The 'Confederate' Team Defends The HBO Show Against The Backlash

Confederate seemed like an intriguing premise for an HBO series: an alternate-history science fiction show depicting an America where the South had won the Civil War, created by the showrunners of the huge fantasy hit Game of Thrones? How bold, how avant garde, how...revolutionary. But perhaps HBO didn't anticipate the severe outrage that the announcement of the show would incite.

Immediately, pop culture critics called out HBO for broaching a subject that is still so prevalent and sensitive today, as well as whether showrunners David Benioff and D.B. Weiss, who have met their share of controversy over Game of Thrones' lack of diversity and reliance on sexual violence, are the right people to handle such a volatile topic.

But the team behind Confederate, David Benioff, D.B. Weiss, Nichelle Tramble Spellman, and Malcolm Spellman, said they did see the backlash coming.

Confederate will explore an alternate America where the South had successfully seceded from the Union, and the two countries — the North, where slavery is banished, and the South, where slavery is still alive — are on the verge of a third Civil War. While the show is not yet in production and wouldn't arrive to the small screen for another two years (at least), potential viewers were immediately incensed by the premise.

In an interview with Vulture, the Confederate producers, which include African-American executive producers and writers Nichelle Tramble Spellman (The Good Wife) and Malcolm Spellman (Empire), promise that the show will approach the topic sensitively. But is it a topic that should have been tackled at all?

Benioff told Vulture that history and "the notion of, what would the world have looked like if [Robert E.] Lee had sacked D.C., if the South had won — that just always fascinated me." And Weiss expanded, saying that Confederate can bring topics of racism and slavery to light through the lens of science fiction:

"[I]t goes without saying slavery is the worst thing that ever happened in American history. It's our original sin as a nation. And history doesn't disappear. That sin is still with us in many ways. Confederate, in all of our minds, will be an alternative-history show. It's a science-fiction show. One of the strengths of science fiction is that it can show us how this history is still with us in a way no strictly realistic drama ever could, whether it were a historical drama or a contemporary drama. It's an ugly and a painful history, but we all think this is a reason to talk about it, not a reason to run from it."

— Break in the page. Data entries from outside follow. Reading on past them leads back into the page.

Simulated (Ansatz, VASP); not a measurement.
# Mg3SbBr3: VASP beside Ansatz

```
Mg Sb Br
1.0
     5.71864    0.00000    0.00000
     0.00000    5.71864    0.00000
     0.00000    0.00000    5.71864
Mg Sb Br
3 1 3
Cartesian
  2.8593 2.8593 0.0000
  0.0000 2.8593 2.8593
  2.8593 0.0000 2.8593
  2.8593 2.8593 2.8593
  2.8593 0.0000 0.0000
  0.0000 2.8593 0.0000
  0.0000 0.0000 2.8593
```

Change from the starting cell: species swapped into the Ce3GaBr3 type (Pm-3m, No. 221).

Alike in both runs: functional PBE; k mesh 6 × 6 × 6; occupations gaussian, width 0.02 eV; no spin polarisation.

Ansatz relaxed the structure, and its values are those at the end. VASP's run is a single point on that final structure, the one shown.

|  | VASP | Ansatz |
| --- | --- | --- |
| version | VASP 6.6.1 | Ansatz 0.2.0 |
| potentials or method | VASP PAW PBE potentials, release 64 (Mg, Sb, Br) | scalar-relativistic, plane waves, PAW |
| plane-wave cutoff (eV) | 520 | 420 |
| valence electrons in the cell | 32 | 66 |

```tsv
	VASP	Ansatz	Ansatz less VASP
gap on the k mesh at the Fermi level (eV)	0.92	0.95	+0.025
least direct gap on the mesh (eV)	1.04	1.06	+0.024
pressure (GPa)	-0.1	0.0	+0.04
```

But could a contemporary or historical show not realistically depict the prejudice that black Americans still face today? Does The Wire or WGN America's cancelled Underground series not do that?

Perhaps Confederate will offer a more approachable way for audiences to digest the horrors of slavery. But one of the most worrisome elements for critics of the show is that it will offer yet another exploitative or shallow depiction of black characters on TV. Benioff and Weiss have already faced controversy for this with their Season 5 finale of Game of Thrones depicting a white savior worshipped by a sea of slaves of color, not to mention the concerns critics have that the showrunners will carry over their reliance on sexual violence against women from Game of Thrones to Confederate, when there is a long history of slave women being raped by their masters.

Nichelle and Malcolm Spellman addressed some of this, saying the show will steer away from the "whips and plantation" imagery that people associate with the South and slavery.

"In this futuristic world, you could have this conversation in a straightforward manner without it being steeped in history: "What does this look like now." I think what was interesting to all of us was that we were going to handle this show, and handle the content of the show, without using typical antebellum imagery. There is not going to be, you know, the big Gone With the Wind mansion. This is present day, or close to present day, and how the world would have evolved if the South had been successful seceding from the Union."

Weiss also added that the scarcity of different races in Game of Thrones was due to it being an adaptation of a fictional, medieval world. He promises that they will approach Confederate differently.

"We were very hyper-aware of the difference between a show with a fictional history and a fictional world, and a show that's an alternate history of this world. We know that the elements in play in a show like Confederate are much more raw, much more real, and people come into them much more sensitive and more invested, than they do with a story about a place called Westeros, which none of them had ever heard of before they read the books or watched the show."

Today, there's still an ongoing debate over the legitimacy of the Confederate flag, and whether Southern states who hang them above state buildings are actually perpetuating racism. Today, blacks are still being victimized and abused by a criminal justice system that unfairly targets them over white citizens. Today, slavery is not a thing of the past, but a pressing topic that many black Americans don't want to see turned into a concept for a fantasy show.

And while Confederate may seem like another entry into the alternative-history show genre after Man in the High Castle or The Handmaid's Tale, it's still a very present reality for many African-Americans. Twitter user Jermaine Spradley puts it better than me, saying, "America has never truly reckoned with itself post-slavery. We haven't done the work of accepting how who we were informs who we are... You look for the root cause of most of the issues plaguing black communities and you can make a direct correlation to slavery... TODAY. NOW."

But in the end, it all comes down to a show that no one has seen yet, and hasn't even been written yet. Benioff pointed out, "We don't have an outline yet. We don't even have character names. So, everything is brand-new and nothing's been written. I guess that's what was a little bit surprising about some of the outrage. It's just a little premature. You know, we might fuck it up. But we haven't yet."